Derivative of Composite Function
Theorem
Let $I, J$ be open real intervals.
Let $g : I \to J$ and $f : J \to \R$ be real functions.
Let $h : I \to \R$ be the real function defined as:
- $\forall x \in \R: \map h x = \map {f \circ g} x = \map f {\map g x}$
Then, for each $x_0 \in I$ such that:
- $g$ is differentiable at $x_0$
- $f$ is differentiable at $\map g {x_0}$
it holds that $h$ is differentiable at $x_0$ and:
- $\map {h'} {x_0} = \map {f'} {\map g {x_0}} \map {g'} {x_0}$
where $h'$ denotes the derivative of $h$.
Using the $D_x$ notation:
- $\map {D_x} {\map f {\map g x} } = \map {D_{\map g x} } {\map f {\map g x} } \map {D_x} {\map g x}$
Corollary
- $\dfrac {\d y} {\d x} = \dfrac {\paren {\dfrac {\d y} {\d u} } } {\paren {\dfrac {\d x} {\d u} } }$
for $\dfrac {\d x} {\d u} \ne 0$.
Second Derivative
- ${D_x}^2 w = {D_u}^2 w \paren { {D_x}^1 u}^2 + {D_u}^1 w {D_x}^2 u$
Third Derivative
- ${D_x}^3 w = {D_u}^3 w \paren { {D_x}^1 u}^3 + 3 {D_u}^2 w {D_x}^2 u {D_x}^1 u + {D_u}^1 w {D_x}^3 u$
$3$ Functions
Let $f, g, h$ be continuous real functions such that:
\(\ds y\) | \(=\) | \(\ds \map f u\) | ||||||||||||
\(\ds u\) | \(=\) | \(\ds \map g v\) | ||||||||||||
\(\ds h\) | \(=\) | \(\ds \map h x\) |
Then:
- $\dfrac {\d y} {\d x} = \dfrac {\d y} {\d u} \cdot \dfrac {\d u} {\d v} \cdot \dfrac {\d v} {\d x}$
Jacobians
Let $U$ be an open subset of $\R^n$.
Let $\mathbf f = \paren {f_1, f_2, \ldots, f_m}^\intercal: U \to \R^m$ be a vector valued function, differentiable at $\mathbf x = \paren {x_1, x_2, \ldots, x_n}^\intercal \in U$.

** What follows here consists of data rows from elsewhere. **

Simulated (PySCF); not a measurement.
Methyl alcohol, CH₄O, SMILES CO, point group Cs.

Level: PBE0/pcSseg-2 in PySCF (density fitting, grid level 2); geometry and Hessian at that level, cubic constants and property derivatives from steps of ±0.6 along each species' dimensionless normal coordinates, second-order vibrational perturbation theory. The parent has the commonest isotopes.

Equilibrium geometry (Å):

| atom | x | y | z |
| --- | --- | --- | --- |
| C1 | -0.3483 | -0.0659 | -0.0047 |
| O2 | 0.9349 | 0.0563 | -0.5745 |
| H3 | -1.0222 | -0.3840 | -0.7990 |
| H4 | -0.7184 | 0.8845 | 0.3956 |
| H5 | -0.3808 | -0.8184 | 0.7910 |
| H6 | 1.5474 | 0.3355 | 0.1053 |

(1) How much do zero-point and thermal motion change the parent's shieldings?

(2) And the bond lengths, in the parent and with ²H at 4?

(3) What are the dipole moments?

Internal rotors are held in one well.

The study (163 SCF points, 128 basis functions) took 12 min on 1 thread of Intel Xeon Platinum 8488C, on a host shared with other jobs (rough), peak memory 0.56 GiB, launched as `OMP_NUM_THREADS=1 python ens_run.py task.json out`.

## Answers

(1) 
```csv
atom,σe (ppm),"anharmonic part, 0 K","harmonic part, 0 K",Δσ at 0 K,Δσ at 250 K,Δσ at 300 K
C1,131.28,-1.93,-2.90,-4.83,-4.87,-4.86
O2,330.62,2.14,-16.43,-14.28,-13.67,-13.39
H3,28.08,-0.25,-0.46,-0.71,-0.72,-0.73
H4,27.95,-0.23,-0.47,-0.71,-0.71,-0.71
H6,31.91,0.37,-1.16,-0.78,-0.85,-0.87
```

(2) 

Let $\mathbf g = \paren {g_1, g_2, \ldots, g_k}^\intercal: U \to \R^k$ be a vector valued function, differentiable at $\map {\mathbf f} {\mathbf x} = \paren {\map {f_1} {\mathbf x}, \map {f_2} {\mathbf x}, \ldots, \map {f_m} {\mathbf x} }^\intercal \in U$.
The Jacobian matrix of a composite function $\mathbf g \circ \mathbf f$ is obtained by multiplying the Jacobian matrices of $\mathbf f$ and $\mathbf g$:
- $\map {\mathbf J_{\mathbf g \circ \mathbf f} } {\mathbf x} = \map {\mathbf J_{\mathbf g} } {\map {\mathbf f} {\mathbf x} } \map {\mathbf J_{\mathbf f} } {\mathbf x}$
Also presented as
The Derivative of Composite Function is also often seen presented using Leibniz's notation for derivatives:
- $\dfrac {\d y} {\d x} = \dfrac {\d y} {\d u} \cdot \dfrac {\d u} {\d x}$
or:
- $\dfrac \d {\d x} \map u v = \dfrac {\d u} {\d v} \cdot \dfrac {\d v} {\d x}$
where $\dfrac {\d y} {\d x}$ denotes the derivative of $y$ with respect to $x$.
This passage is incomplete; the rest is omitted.